Wednesday, December 17, 2008

Did the world become more urban than rural yesterday?

Prof. Ronald C. Wimberley, William Neal Reynolds Distinguished Professor, Sociology and Anthropology, North Carolina State University, posted this to the Rural Studies listserv of the Rural Sociological Society yesterday:
In case you missed it previously, today is one of those days.

Today is the day that the world's population becomes more urban than rural. That's according to what we calculate from the 2008 United Nations' data on rural and urban populations.

It's a symbolic date, of course, due to inherent difficulties in predicting such things. There are the unreliabilities of population counts from the world's countries and varying dates of those counts or estimates to say nothing of inconsistent definitions of what's rural and urban across the array of nations involved.

Then there're the problem of new and updated world and urban-rural population estimates that the UN produces each year. They change. Consequently, our estimated date of the rural-to-urban transition changes as well.

At the beginning of the decade, the UN data only showed that the transition would occur sometime during this decade; later the UN said it would happen in 2007. The UN does not offer a specific day, but recently the UN's revised year for the rural-urban balance to change is this year, 2008.

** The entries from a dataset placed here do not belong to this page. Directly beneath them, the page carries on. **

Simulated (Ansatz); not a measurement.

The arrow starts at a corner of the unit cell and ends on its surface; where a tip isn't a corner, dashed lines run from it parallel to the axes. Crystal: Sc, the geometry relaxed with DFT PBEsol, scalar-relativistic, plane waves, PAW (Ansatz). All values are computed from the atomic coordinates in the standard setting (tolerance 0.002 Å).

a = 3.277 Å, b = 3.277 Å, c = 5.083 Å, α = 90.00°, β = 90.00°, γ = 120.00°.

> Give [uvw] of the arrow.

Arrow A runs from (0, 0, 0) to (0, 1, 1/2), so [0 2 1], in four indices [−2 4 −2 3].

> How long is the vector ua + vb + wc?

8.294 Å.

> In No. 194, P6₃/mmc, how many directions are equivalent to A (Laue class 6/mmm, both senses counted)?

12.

So, today is one of those days that we have predicted this new demographic transition. With earlier years of the data, we had predicted earlier dates for the global shift (e.g., Wimberley, Fulkerson, and Morris, 2007, "Predicting a Moving Target..." The Rural Sociologist, 28:18-22). Our first prediction of a symbolic date--based on the current data at the time--was May 23, 2007. Later data suggested that the date would be July 13, 2008. But the rural population of the world has held its own much better than expected at the beginning of the millennium.

Our latest estimate of December 16, 2008 rural-to-urban transition date is based on a linear projection of the average estimated rural and urban growth rates from 2005 to 2010 based on current UN data. We think this is as good an estimate as any. Alternately, our exponential projection falls on January 7, 2009.

No doubt, such projections will also change as the UN releases ever newer waves of world population data. By and by, when the population numbers stabilize into history, we may be able to look back and see more precisely when the rural-urban transition actually occurred.

As demographer Nathan Keyfitz (1971, "Models," Demography 8:571-580) once said, demographic predictions are interesting but are an "all-but-impossible prediction of the future." Given our experience at predicting the rural-urban transition date, we agree. But as Keyfitz adds, "the most interesting facts are those relating to the future." So, we keep on trying to predict the future rather than the past.

Regardless of whether the date that has passed, lies in the near future, or is upon us today, the significance of this event is that the world's urban population becomes more and more dependent on rural people and resources as the historic balance toward the weight of the urban population shifts further and further away from the rural.

But this does not mean that rural people and places have become less important. Rather, the smaller proportion of world and its space that is rural has become even more important in supporting both the urban and rural peoples' needs for rural resources.

Tell your students. Tell our politicians and governments. Tell everyone. More of us are depending upon a smaller share of the rural world than ever before. Since we are all vitally dependent upon the rural people, resources, and environment, we should pay greater attention to their needs. The time is now.
I like Prof. Wimberley's optimism. I tend to think that as rural populations diminish, so will their political influence, which is already so low. Prof. Wimberley, however, sees this demographic shift as an opportunity to enhance rural influence -- as the growing number of urban dwellers become increasingly reliant on the shrinking rural population for food and other resources, and to be good stewards of the natural environment.